Dedicated to the Preservation of the
U.S. Air Force Helicopter History
Frank “Pete” K. Everest Jr., Brigadier General, USAF (Retired)August 09, 1920 – October 01, 2004
United States Air Force General. Known as “The Fastest Man Alive.”, he was the Chief Test Pilot of the United States Air Force.
Born in Fairmont, West Virginia, he gained prominence during World War II as an ace. Flying 96 combat missions over Africa, Sicily and Italy, where he shot down two German aircraft and damaged a third. Then switched to strafing and bombing Japanese-held targets over China. When his P-51 Mustang was crippled by ground fire in 1945 he bailed out deep behind Japanese lines where he was captured and held prisoner until the war’s end.

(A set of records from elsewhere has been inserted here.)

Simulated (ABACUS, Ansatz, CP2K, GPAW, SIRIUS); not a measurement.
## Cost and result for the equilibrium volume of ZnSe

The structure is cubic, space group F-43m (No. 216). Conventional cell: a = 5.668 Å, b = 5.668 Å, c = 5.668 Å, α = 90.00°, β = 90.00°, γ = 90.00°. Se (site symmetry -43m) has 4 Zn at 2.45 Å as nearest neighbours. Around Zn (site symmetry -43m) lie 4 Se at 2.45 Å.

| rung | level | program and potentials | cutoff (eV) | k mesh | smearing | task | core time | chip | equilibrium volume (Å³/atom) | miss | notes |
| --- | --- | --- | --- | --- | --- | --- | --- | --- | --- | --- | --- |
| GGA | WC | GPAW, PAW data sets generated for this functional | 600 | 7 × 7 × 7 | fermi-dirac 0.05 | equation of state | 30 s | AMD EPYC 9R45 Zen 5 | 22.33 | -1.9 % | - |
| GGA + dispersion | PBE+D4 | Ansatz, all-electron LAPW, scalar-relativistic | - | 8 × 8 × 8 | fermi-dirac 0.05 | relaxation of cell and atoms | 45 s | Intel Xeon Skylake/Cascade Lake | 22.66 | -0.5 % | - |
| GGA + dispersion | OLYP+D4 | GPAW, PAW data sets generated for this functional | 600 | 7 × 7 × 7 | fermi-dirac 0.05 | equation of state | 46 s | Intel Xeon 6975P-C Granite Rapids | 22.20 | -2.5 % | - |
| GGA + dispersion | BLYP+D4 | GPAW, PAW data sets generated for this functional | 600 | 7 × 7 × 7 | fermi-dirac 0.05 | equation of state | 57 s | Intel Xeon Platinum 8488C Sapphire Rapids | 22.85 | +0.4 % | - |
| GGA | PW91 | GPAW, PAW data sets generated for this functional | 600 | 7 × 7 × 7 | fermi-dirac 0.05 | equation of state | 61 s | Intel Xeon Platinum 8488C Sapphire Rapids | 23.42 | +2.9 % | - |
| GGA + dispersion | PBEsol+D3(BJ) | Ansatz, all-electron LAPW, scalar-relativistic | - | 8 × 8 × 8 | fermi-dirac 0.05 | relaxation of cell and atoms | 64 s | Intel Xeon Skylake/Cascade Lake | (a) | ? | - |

On October 29, 1953, he set a speed record of 755.149 mph for low-altitude flying as he skimmed the eastern shore of the Salton Sea in his F-100 at an altitude of about 75 feet. Previously, in August of 1949, he flew a Bell X-1 experimental rocket plane to an unofficial height of 73,000 feet over the Mojave Desert, breaking the record. Later, in 1956, he flew the X-1B to Mach 2.3, and the X-2 to record Mach 2.9. That flight earned him the title of “Fastest Man Alive.” During his 10 years as a test pilot, Everest checked out 122 aircraft, including fighters, bombers and cargo planes.
Retired from the Air Force as a Brigadier General in 1973 as Commander of Air Rescue and Recovery Service with over 9,000 flying hours. Inducted into the Aviation Hall of Fame in 1989 and was a member of the Arizona Aviation Hall of Fame’s 1997 class, which also included Senator John McCain, a former Navy pilot.
General Everest was recognized repeatedly for his contributions to aerospace progress; chosen as one of 1955’s “Ten Outstanding Young Men” by the United States Junior Chamber of Commerce; in 1956 the United States Chamber of Commerce named him one of the nation’s “Greatest Living Americans.” A year later he was awarded both the Harmon Trophy and the Octave Chanute Trophy.
His military decorations included Legion of Merit with oak leaf cluster, Distinguished Flying Cross with two oak leaf clusters, Air Medal with seven oak leaf clusters, Air Force Commendation Medal with oak leaf cluster and a Purple Heart.